WaPo scapegoating blogger

A Washington Post blogger resigned after plagiarizing others' work on two separate occasions. The copypasta, however, was done under working conditions that make the newspaper look worse than her. WaPo ombudsman Patrick Pexton takes a swipe at his employers for getting 6 traditionally-styled stories a day out of her.

On many days Flock was the only reporter filing … These are not 100-word briefs but often 500-word summaries of complicated news events… Flock made two mistakes in the past four months, which earned her two tough editor's notes disavowing her actions. …

It appears that she copied, pasted and slightly rewrote two paragraphs from [a] Discovery story. Plagiarism perhaps, but also a perpetual danger in aggregated stories. After Discovery News raised objections, Flock resigned voluntarily. She said that the mistakes were hers. She said it was only a matter of time before she made a third one; the pressures were just too great.

Katharine Zaleski, WaPo's executive director of digital news, was in hard form: "The Washington Post's standards apply every bit as much to our digital work as they do to our print edition. And our bloggers honor that." Pexton implies that Zaleski failed her, however, because there's no cultivating environment or mentoring there.

Both of them are masking the real problem. It isn't about talent cultivation and it isn't really about honoring standards. The problem is that the Washington Post wants to have the cake and eat it too. It is content-farming mountains of coverage with overworked bloggers, but is too prideful to let them bang it out using approprately short blog-post formats.

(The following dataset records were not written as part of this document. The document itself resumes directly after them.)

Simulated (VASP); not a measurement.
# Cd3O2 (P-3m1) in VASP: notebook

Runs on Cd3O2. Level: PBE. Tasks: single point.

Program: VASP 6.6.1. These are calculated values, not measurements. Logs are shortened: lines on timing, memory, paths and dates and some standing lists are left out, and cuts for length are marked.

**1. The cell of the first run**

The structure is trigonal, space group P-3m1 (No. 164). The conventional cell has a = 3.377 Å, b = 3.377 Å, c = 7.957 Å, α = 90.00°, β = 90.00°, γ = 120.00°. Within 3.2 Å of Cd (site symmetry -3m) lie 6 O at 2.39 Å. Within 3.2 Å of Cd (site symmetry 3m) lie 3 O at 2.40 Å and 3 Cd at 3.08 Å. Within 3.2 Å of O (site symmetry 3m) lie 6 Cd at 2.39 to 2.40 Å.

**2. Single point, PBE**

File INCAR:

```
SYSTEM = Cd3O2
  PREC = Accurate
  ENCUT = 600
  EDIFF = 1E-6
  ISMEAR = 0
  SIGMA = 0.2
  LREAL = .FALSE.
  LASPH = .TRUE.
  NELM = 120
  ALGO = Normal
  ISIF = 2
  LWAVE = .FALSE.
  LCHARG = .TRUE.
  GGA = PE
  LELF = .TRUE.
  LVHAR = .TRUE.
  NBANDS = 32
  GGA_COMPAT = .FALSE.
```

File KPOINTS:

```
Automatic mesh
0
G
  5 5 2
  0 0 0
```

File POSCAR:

The paragraphs in question should have simply been block-quoted with a link. This would have been less work than write-through plagiarism. But the pressure is to produce items with the superficial appearance of meatier, reported news stories. So that's what they get.

And when the lie shines though because the veneer is too thin? Scapegoat the writer instead of 'fessing up to the fact that they're belatedly following in Arianna's footsteps, and can't even get that right.